As we moved through America we were, for periods of time that were always too short, part of so many places that radiated pride, history, industry, honesty, these strengths sometimes lying beneath a tired, wizened surface, making you scratch a bit to find whatever gave the place its meaning.
As we approached Ashland, Wisconsin on Route 13, something singular appeared. The road rode high, and the view opened into a wide sweep. Something monstrous and hauntingly gorgeous jutted a quarter-way out into Chequamegon Bay. It was clear it was a ruin, once powerful and important, now disused. It looked like a bridge, an aqueduct, a railroad trestle, a giant pier. It was mysteriously beautiful.
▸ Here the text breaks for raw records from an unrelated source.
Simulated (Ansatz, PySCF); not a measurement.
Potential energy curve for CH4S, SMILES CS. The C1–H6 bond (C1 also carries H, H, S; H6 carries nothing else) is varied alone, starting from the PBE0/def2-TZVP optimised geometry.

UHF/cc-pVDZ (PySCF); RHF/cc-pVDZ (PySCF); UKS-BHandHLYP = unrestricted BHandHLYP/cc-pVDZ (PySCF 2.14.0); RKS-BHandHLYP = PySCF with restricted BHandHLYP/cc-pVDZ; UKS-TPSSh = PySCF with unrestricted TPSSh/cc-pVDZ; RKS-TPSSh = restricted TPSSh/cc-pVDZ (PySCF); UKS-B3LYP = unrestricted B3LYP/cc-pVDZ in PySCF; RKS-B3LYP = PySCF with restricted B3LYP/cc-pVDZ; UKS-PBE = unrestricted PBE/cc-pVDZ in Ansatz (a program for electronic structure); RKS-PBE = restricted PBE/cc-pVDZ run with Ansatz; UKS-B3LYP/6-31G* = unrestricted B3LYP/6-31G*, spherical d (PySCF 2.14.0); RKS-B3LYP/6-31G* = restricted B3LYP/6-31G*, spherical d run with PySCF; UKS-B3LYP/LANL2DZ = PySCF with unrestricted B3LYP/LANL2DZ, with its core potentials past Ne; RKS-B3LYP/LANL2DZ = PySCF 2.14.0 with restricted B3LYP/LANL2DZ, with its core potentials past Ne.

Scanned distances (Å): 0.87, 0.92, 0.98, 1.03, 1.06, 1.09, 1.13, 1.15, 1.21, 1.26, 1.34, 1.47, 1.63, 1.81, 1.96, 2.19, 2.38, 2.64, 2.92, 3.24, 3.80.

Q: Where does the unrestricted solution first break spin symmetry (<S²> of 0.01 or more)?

Ashland’s Soo Line oredock was the first of several we’d see on the Great Lakes, mammoth, hulking vestiges of the once mighty iron and steel industries. Colossal steel and wood cathedrals across whose tops ore-laden railroad cars had rolled to the literal end of the line and dumped their cargo into the holds of freighters waiting in the water below, freighters like the Edmund Fitzgerald.
Ashland seemed a Carl Sandburg place. He would have found poems here, I think. A crimson sandstone city that once pulsed to the beat and brawn of arriving and departing ore trains and ships. The rich red stone and towering silvery-white steeple of Our Lady of the Lake Catholic Church commanded the hillside above the bay and glowed in the intense sun as if afire. Vivid murals with scenes from Ashland’s history adorned the old brick sides of buildings all over town. Main Street was a parade of exquisite late 19th century red sandstone buildings and big old banks like Greek temples, built, I imagined, to hold all the iron, railroad and freighter money of an earlier Ashland. Main Street rivaled the best of the scores of pridefully preserved old American downtowns we rolled through on this journey, downtowns that wore their pasts like medals and badges of honor, and that presented a looking glass into our history, history sadly overlooked or, worse, lost, in the numbing sterility of strip malls and interstates.
The longer we spent in it, the more I loved Ashland.
But it was the great black and rust oredock that kept drawing us back. A mammoth ribcage, gritty and haunting. It captivated, then choked you with melancholy. I couldn’t leave it.
The $20-a-night RV sites next to Kreher Park sat in the shadow of the leviathan oredock whose last load shipped out in 1965. The campers could boat, swim, read in a chair on the beach, or consider the mighty rusting ore chutes overhead that ran the length of the massive dock. We parked under the rail approach to the dock, and looked up between the wooden ties and steel rails and imagined the great Soo Line cars rolling over our heads out over the water to the end of the dock, freighters lined up, hungry holds open and agape, metal clanging, ore pellets booming down endless chutes called pockets, men yelling, whistles wailing.
Up the road at Bayview Park, some kids dashed down a wooden swimming pier, screeching and hollering as they jumped off into cold Superior. Their parents sat at a picnic table under a tree and ate chips and big sandwiches. The kids would jump off, swim to the beach, catch their breath, then whoop again down the pier. The parents were consumed by their food, so the lean, young lifeguard was left to monitor every pier-length dash, every leap off the edge, and every swim back to shore, making sure every kid was at all times accounted for. He shared bits of oredock info between leaps and dashes.
“We’re the Oredockers,” he said, of Ashland’s high school sports teams. (I imagined him the star quarterback.) He pointed to long, straight rows of seagulls sitting in the water near the pier we stood on. “That’s an old dock right there.” We looked closer, and saw the submerged remnants of an oredock, now just flooded pilings that made excellent bird pedestals. The exact skeleton of the dock was revealed by visually connecting-the-gulls. “There used to be seven or eight oredocks right here around Ashland,” said the blond Speedoed teenager before he sped off again to check on the running, leaping, swimming triathletes.